The intellectual errors and problems of such misguided rights theory are brilliantly analyzed by University of Manchester philosopher Hillel Steiner in his book An Essay on Rights, the result of years of hard thinking about the topic. Steiner has gained a reputation in the field of moral and political philosophy by his insistence on “compossibility” as a criterion of rights. A set of “compossible,” or mutually consistent, rights means that the actions they legitimate must be jointly performable. Steiner indicts almost all of contemporary rights theory—the kind that has generated the rights explosion—as fundamentally mistaken: “Any justice principle that delivers a set of rights yielding contradictory judgements about the permissibility of a particular action either is unrealizable or (what comes to the same thing) must be modified to be realizable.”

Property rights satisfy the compossibility criterion, because when they are well defined they precisely inform people about what they may do with reference to particular material objects. On the other hand, vague, floating rights such as a “right to privacy” (as distinguished from a right to private property, which is how we normally ensure our privacy) come into conflict with equally vague rights such as the “right to know” or the “right to free expression.” Your right to know about me or to speak about me might conflict with my right to privacy, and if that is true, how are we to know what we should do or what we are morally entitled to do? Property rights, on the other hand, allow us to pursue our interest in privacy or our interests in knowing without inherent legal conflicts requiring an all-​wise and all-​benevolent legislator to sort them out.

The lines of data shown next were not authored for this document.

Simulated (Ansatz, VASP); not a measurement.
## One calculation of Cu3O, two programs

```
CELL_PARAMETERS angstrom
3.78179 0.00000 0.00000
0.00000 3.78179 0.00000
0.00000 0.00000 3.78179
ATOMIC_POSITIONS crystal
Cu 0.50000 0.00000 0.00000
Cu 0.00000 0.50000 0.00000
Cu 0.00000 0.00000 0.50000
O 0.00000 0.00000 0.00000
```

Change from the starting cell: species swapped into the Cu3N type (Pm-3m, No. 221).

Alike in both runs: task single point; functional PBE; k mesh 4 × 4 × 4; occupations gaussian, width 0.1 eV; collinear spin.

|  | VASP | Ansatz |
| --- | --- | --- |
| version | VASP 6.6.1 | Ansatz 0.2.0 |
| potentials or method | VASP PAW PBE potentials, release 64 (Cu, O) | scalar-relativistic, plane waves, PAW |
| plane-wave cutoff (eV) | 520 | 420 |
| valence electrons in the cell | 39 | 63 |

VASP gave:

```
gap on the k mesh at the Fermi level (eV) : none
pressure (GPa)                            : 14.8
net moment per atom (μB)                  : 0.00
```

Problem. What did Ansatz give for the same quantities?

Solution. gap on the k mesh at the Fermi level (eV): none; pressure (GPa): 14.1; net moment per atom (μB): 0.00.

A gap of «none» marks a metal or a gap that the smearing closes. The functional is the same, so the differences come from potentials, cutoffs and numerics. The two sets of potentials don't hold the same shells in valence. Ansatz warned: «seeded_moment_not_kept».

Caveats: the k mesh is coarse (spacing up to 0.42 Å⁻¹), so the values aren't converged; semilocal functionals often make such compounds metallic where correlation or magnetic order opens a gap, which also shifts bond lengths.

For these (and other) reasons Steiner considers rights and property to be coextensive. “A set of categorically compossible domains, constituted by a set of property rights, is one in which each person’s rights are demarcated in such a way as to be mutually exclusive of every other person’s rights.” First and foremost among these rights, and the source of the traditional rights of association, speech, worship, and the like, is the right of “self ownership,” the right that John Locke put at the foundation of his theory of property and justice. The rights of self-​owners are necessarily compossible, for each person is responsible for one body, his own. (Steiner also discusses the cases of parent/​child and guardian/​ward relationships as special applications of the general principle.) The result of Steiner’s work is a brilliant reworking and defense of “classical laisser faire liberalism of the natural rights-​based kind.”

Steiner’s arguments are complex and rigorous, taking up technical issues at the very cutting edge of moral and political theory. Steiner manages to make them accessible by means of a very ancient technique pioneered by Plato: the dialogue. Various positions are compared by means of characters who articulate and defend them, revealing the strengths and weaknesses of each. Although not the best dramatic exchanges I have ever read, the dialogues in An Essay on Rights serve Steiner’s purpose of making often quite complicated arguments clear and easy to grasp.

Even when I could not endorse Steiner’s conclusion, his arguments forced me to rethink my reasons carefully. Steiner is a master of logical argument and if you like exercising your mind, you will thoroughly enjoy the experience. There is one issue, however, on which I believe he has made a crucial error, and as it is clearly of great importance to Steiner, I should mention it. In an “Epilogue” on “Just Redistributions,” Steiner endorses what used to be known as the “single tax” idea of Henry George. Georgists allege that one cannot legitimately own naturally occurring resources, but can only have rights to the value one adds through one’s work, Therefore, those who use such resources must pay a tax (it is rarely indicated to whom) reflecting its value. Setting aside the perhaps insuperable difficulties of actually implementing such a scheme, especially on a global basis, the key philosophical error lies in assuming what the classical writers on property called a “positive community” of unappropriated resources. That was the notion that members of a group have claims to an equal share, as in a partnership from which others can be excluded, as distinct from a “negative community,” in which all human beings have an equal right to appropriate unappropriated resources.

The seemingly slight difference between the “right to an equal share” and the “equal right to appropriate a share” has enormous consequences, as Steiner’s conclusions show. I found myself quite unconvinced of the arguments offered on behalf of the first formulation. But this in no way detracts from the rigor, the unremitting brilliance, and above all the timely relevance of An Essay on Rights. It deserves not only to be on the shelf of every political thinker, alongside John Rawls’s A Theory of Justice and Robert Nozick’s Anarchy, State and Utopia, but it also deserves the attention of anyone seeking to repair the damage done by the rights explosion.